It was a strange place for a meeting about interest rates.
On a cold night at the Summerfield Waldorf School in Santa Rosa, while a crowd mingled in the school auditorium munching on locally made hors d'ouevres under the warm lights of a Christmas tree, a group of borrowers and investors hashed out specifics on the details of their loans.
The event was held by RSF Social Finance, a San Francisco-based nonprofit that provides loans and investment opportunities to socially-conscious enterprises. It was part of RSF's attempt to make finance more transparent, by bringing borrowers and lenders together in one room.
"Our stated mission is to transform the way the world works with money, and the way we look at it is one relationship at a time," said Don Shaffer, president and CEO of RSF.
"The way I describe our financial system today is as complex, opaque and anonymous, based on short-term outcomes," Shaffer said. "And what we try to do at RSF is to model financial transactions that are direct, transparent and personal, based on long-term relationships."
To accomplish that goal, RSF creates an unusual opportunity for the borrowers — companies like Sebastopol beverage maker Guayaki — to meet with investors. In the gatherings, known as "pricing meetings," the borrowers explain how they've been spending their money and how a change to their interest rate would impact their bottom line. Investors have a chance to meet the entities they're helping to develop, and they also get a chance to chime in on what a change to the interest rate would do for their financial outlook.

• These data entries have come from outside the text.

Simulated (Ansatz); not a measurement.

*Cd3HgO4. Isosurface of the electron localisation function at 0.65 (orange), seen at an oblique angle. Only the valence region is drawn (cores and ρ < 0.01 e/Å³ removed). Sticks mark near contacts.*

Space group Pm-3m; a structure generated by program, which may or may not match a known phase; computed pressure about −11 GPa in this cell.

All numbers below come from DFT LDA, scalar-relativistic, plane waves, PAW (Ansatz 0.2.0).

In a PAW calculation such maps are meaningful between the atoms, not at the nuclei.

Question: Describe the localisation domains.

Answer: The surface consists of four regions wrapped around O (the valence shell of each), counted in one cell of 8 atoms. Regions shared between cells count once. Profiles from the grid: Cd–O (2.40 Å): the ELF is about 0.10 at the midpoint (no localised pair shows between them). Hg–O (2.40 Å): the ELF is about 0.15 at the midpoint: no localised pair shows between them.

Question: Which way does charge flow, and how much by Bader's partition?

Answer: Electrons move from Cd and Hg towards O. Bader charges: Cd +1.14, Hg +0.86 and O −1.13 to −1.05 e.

"The pricing meetings are so powerful," said Susanne Karch, owner of Estate Services, based in San Rafael, who has invested about $17,000 in RSF. "After those meetings, I always go home and write another check."
Founded in 1984, RSF oversees about $160 million in assets. Its 1,500 investors support about 85 borrowers, Shaffer said.
Those funds have helped Sonoma County-based companies like Guayaki and Indigenous Designs to expand and thrive. Other Sonoma County borrowers include Tomales Bay Foods, the parent company of Cowgirl Creamery, and the Sri Sarveshwari Samooh Sonoma Ashram.
RSF also helped Ceres Community Project, which delivers healthy meals to families dealing with serious illness, to buy a larger building, expanding its meal deliveries from 28,500 in 2011 to more than 60,000 in 2013, said Cathryn Couch, executive director of Ceres.
The companies and nonprofits funded by RSF have a shared mission of being socially conscious enterprises committed to the "triple-bottom line" — people, planet and profit.
"We really like the idea of participating in an organization that has shared values, and knowing the money we're paying in interest is going toward other organizations that share our values, rather than a bank," Couch said.
The current return to investors is more in line with a CD or money market account than, for example, a mutual fund. Investors earn 0.5 percent, paid on a quarterly basis. Borrowers pay the RSF Prime rate of 4.5 percent, or more depending on the level of risk.
RSF takes the 4 percent to run its operation, administering the loans and finding new borrowers and lenders. It weighed in at a recent meeting about how it spends its money and what a change to the interest rate would mean for the organization.
That percentage hasn't changed since 1991, but Shaffer thinks it may be time to consider increasing RSF's take, to enable the nonprofit organization to do more work. It now has a staff of 38 employees and an operating budget of about $6 million a year.
"We need to have our voice in this discussion too, as the third participant in the dialogues ... because we feel like it's warranted for our spread to be a little bit bigger than it may be, like 4.25 percent," Shaffer said.
The level of transparency is attractive to investors who want to know where their deposits are going, and how they're being used.
"I took IRA money and directed it to RSF," said C?ine Haugen, an investor from Rohnert Park. "Instead of the company taking my money and me not knowing what they do with it, this way I know what they do with my money.
RSF doesn't loan to just anyone. Companies or nonprofit organizations that want to borrow must answer an extensive questionnaire about how the company treats its employees and the environment, the same application entities fill out to become a "Benefit Corporation," a class of corporation that is required to create material benefits for society and consider non-financial interests when making decisions.
To qualify for an RSF loan, companies or nonprofits must have three years of operating history, ideally with the same management team, revenues of about $1 million a year or more, and profitability or a plan to be profitable.